An improved understanding of the dynamics of the conflict between Hamas and Israel -- one that goes beyond "they started it" -- is probably a prerequisite to any enduring reduction of the violence and the terrible human suffering that the conflict now entails.

A detailed new assessment by an analyst at the U.S. Army Strategic Studies Institute traces the evolution of the Israel-Hamas conflict prior to the end of the recent ceasefire and identifies steps that both sides would likely have to take in order to arrive at a long-term truce.

"Neither Israel nor the Palestinians have a unified position towards the other," writes Sherifa Zuhur, professor of Islamic and regional studies at the Strategic Studies Institute. "Each group is socialized in particular ways, through the educational system, employment experiences; and for Israelis, in the military, in political parties, families, and bureaucracies."

Based on her own interviews and analyses, the author attempts to elucidate the social, cultural and political factors at work.

A struggle to control the narrative of the conflict is itself part of the conflict and Prof. Zuhur's account may not be fully embraced by anyone. On the whole, her analysis seems more sympathetic to Hamas, whose goal, she says rather incongruously, "is not the destruction of Israel" but only the "liberation of Palestine."

But even those who cannot accept her terms or the way she frames some of the issues may find food for thought in her 100-page paper (which does not represent an official U.S. Army position).

She concludes optimistically that "each side is still capable of revising its desired endstate and of the necessary concessions to establish and preserve a long-term truce, or even a longer-term peace."

See "Hamas and Israel: Conflicting Strategies of Group-Based Politics" by Sherifa Zuhur, U.S. Army Strategic Studies Institute, December 2008:


THE 1970 CRISIS IN JORDAN, AND MORE FROM FRUS

Many of the roots of today's conflicts in the Middle East can be discerned in the crises of the past, some of which are newly documented in the latest volume of the official Foreign Relations of the United States (FRUS) series.

The new FRUS volume includes a section on the Nixon Administration's response to the intense fighting between the Jordanian military and the Palestine Liberation Organization in September 1970, which threatened to topple the monarchy of King Hussein.

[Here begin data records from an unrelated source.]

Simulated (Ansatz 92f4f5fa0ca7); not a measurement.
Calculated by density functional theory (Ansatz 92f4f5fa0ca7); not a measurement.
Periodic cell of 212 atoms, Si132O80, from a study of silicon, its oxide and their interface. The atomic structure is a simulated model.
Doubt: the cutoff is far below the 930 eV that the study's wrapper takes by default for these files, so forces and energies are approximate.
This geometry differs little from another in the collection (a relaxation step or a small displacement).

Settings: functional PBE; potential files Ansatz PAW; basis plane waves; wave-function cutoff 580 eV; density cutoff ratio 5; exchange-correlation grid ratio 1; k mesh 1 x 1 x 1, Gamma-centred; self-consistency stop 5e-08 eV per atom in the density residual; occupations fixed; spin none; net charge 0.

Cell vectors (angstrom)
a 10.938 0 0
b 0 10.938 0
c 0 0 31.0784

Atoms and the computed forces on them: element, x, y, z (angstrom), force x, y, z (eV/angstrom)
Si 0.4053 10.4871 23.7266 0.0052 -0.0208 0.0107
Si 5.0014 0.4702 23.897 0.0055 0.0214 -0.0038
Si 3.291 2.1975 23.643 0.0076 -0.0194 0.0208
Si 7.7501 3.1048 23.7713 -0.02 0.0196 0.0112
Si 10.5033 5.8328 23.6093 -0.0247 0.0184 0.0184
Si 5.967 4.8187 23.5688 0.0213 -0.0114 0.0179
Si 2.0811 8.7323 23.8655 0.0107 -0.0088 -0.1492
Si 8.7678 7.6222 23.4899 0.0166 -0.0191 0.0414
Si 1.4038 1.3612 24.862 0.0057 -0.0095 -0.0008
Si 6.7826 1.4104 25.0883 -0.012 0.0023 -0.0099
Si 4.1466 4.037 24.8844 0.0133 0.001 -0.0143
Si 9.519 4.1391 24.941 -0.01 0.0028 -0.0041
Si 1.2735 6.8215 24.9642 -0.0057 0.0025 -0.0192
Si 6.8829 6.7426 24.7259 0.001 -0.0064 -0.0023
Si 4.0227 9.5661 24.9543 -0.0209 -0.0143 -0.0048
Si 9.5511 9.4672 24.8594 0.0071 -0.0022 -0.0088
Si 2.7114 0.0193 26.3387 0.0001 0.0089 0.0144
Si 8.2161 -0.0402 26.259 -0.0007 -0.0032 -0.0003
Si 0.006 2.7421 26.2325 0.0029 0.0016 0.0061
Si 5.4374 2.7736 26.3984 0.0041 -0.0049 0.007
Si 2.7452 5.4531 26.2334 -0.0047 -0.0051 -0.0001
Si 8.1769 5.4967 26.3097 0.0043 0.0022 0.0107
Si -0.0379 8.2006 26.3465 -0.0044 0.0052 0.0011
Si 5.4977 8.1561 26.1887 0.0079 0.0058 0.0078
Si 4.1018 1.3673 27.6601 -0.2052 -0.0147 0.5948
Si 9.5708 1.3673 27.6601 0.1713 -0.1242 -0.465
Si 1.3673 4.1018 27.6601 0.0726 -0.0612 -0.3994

Another section treats "the Nixon administration's efforts to replace the political and military structure left by the former British Empire with a newer structure that met America's cold war needs," as well as "the Nixon administration's efforts to articulate a grand strategy toward the Middle East region through arms sales and military modernization for its regional allies."

See Foreign Relations of the United States, 1969-1976, Volume XXIV, Middle East Region and Arabian Peninsula, 1969-1972; Jordan, September 1970 (published December 23, 2008).

The new FRUS volume was completed earlier this year, prior to the unexpected departure of Dr. Edward C. Keefer from the State Department Office of the Historian. He had served for years as General Editor of the series, but left abruptly in what was perceived as a sign of mounting turmoil in the Historian's Office.

Widespread concerns about continuing upheaval in the Historian's Office (described in Secrecy News on December 11) were addressed by Secretary of State Condoleezza Rice in a meeting with historians on December 22.

Secretary Rice announced that she had established "an outside Review Team to provide recommendations about how to ensure the FRUS series remains the gold standard for diplomatic history scholarship."

Aside from its importance to diplomatic historians and other specialists, the FRUS series embodies the vital principle that all U.S. foreign relations activities, no matter how highly classified they may initially be, will eventually be brought to light and published for the world to see. Thanks to a remarkable 1991 statute, it is actually against the law for the FRUS series to be anything other than "thorough, accurate, and reliable."


GOVERNMENT SECRECY: CLASSIC AND CONTEMPORARY READINGS

The importance and the hazards of government secrecy are now widely understood. But the principles and practices of secrecy policy as it has developed over the years remain obscure to many. A new anthology published this week aims to present "the best that has been thought and written" on the subject.

"Government Secrecy: Classic and Contemporary Readings" presents an impressive cross-section of views, from many competing and complementary perspectives. They include the theoretical (Georg Simmel), the sociological (Max Weber, Edward Shils), the adversarial (Howard Morland), and a lot more (from William Colby, Morton Halperin, Harold Relyea, Howard Zinn, James X. Dempsey, Thomas Blanton, William Weaver, Joseph Stiglitz, Lee Strickland, Herbert Foerstel, myself and others).

It is the distillation of an entire library's worth of material that should be of interest to students of government and political science, as well as concerned citizens who find themselves confronting official secrecy.

"Government Secrecy" was edited Dr. Susan L. Maret of San Jose State University and Dr. Jan Goldman of the National Defense Intelligence College.